1
votes

I am a bit confused regarding an aspect of Doc2Vec. Basically, I am not sure if what I do makes sense. I have the following dataset :

train_doc_0      --> label_0
    ...               ...
train_doc_99     --> label_0
train_doc_100    --> label_1
    ...               ...
train_doc_199    --> label_1
    ...               ...
    ...               ...
train_doc_239999 --> label_2399

eval_doc_0
    ...
eval_doc_29

Where train_doc_n is a short document, belonging to some label. There are 2400 labels, with 100 training documents per label. eval_doc_0 are evaluation documents where I would like to predict their label in the end (using a classifier).

I train a Doc2Vec model with these training documents & labels. Once the model is trained, I reproject each of the original training document as well as my evaluation documents (the ones I would like to classify in the end) into the model's space using infer_vector.

The resulting is a matrix :

X_train (240000,300) # doc2vec vectors for training documents
y_train (240000,)    # corresponding labels
y_eval  (30, 300)    # doc2vec vectors for evaluation documents

My problem is the following : If I run a simple cross validation on X_train and y_train, I have a decent accuracy. Once I try to classify my evaluation documents (even, using only 50 randomly sampled labels) I have a super bad accuracy, which makes me question my way of approaching this problem.

I followed this tutorial for the training of documents.

Does my approach make sense, especially with reprojecting all the training documents using infer_vector ?

1

1 Answers

1
votes

I don't see anything blatantly wrong.

Are the evaluation documents similar to the training documents in length, vocabulary, etc? Ideally, they'd be a randomly-chosen subset of all available labeled examples. (If quite different, that might be a reason why cross-validation versus held-out-evaluation accuracy varies.)

When training the Doc2Vec model, are you giving each document a single unique ID as the only entry of its tags? Or are you using the label_n labels as the tags of your training examples? Or perhaps both? (Any of those are defensible choices, though I've found mixing known-labels into the usually 'unsupervised' Doc2Vec training, making it semi-supervised, often helps the mdoels' vectors become more useful as input to later explicitly-supervised classifiers.)

When I get unprecedented 'super-bad' accuracy in an unexpected step, often it's because some erroneous shuffling or re-ordering of the test examples has occurred – randomizing the real relationships. So it's worth doubling-checking for that, in code and by looking at a few examples in detail.

Re-inferring vectors for examples used in training, rather than simply asking for the trained-up vectors retained in the model, sometimes results in better vectors. However, many have observed that different-than-default parameters to infer_vector(), especially many-more steps and perhaps a starting alpha closer to that used during training, may improve results. (Also, inference seems to work better in fewer steps in the simpler PV-DBOW, dm=0, mode. PV-DM, dm=1, may especially require more steps.)

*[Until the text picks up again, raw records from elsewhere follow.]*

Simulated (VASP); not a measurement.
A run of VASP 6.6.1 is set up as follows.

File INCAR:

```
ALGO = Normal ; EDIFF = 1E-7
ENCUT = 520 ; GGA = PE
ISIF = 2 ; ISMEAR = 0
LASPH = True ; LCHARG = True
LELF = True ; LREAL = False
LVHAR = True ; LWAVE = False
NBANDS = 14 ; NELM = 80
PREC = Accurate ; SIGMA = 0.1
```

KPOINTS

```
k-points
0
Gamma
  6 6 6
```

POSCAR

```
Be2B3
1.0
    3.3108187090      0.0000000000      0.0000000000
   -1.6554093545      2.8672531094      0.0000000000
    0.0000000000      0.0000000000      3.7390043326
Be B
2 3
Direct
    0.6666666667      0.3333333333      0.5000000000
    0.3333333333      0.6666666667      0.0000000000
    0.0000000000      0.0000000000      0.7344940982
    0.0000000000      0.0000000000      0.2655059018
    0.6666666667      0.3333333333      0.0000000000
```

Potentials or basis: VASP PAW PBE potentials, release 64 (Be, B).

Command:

The tutorial you link shows a practice, calling train() multiple times while adjusting alpha yourself, that's generally unnecessary and error-prone – and specifically isn't likely to be doing the right thing in the latest gensim versions. You can leave the default alpha/min_alpha in place, and supply a preferred iter value during Doc2Vec initialization - and then one call to train() will automatically do that many passes, and glide the learning-rate down properly. And since the default iter is 5, if you don't set it, every call to train() is doing 5 passes - so doing your own external loop of 10 would mean 50 passes, and the code at that tutorial, with two calls to train() per loop for some odd reason, would mean 100 passes.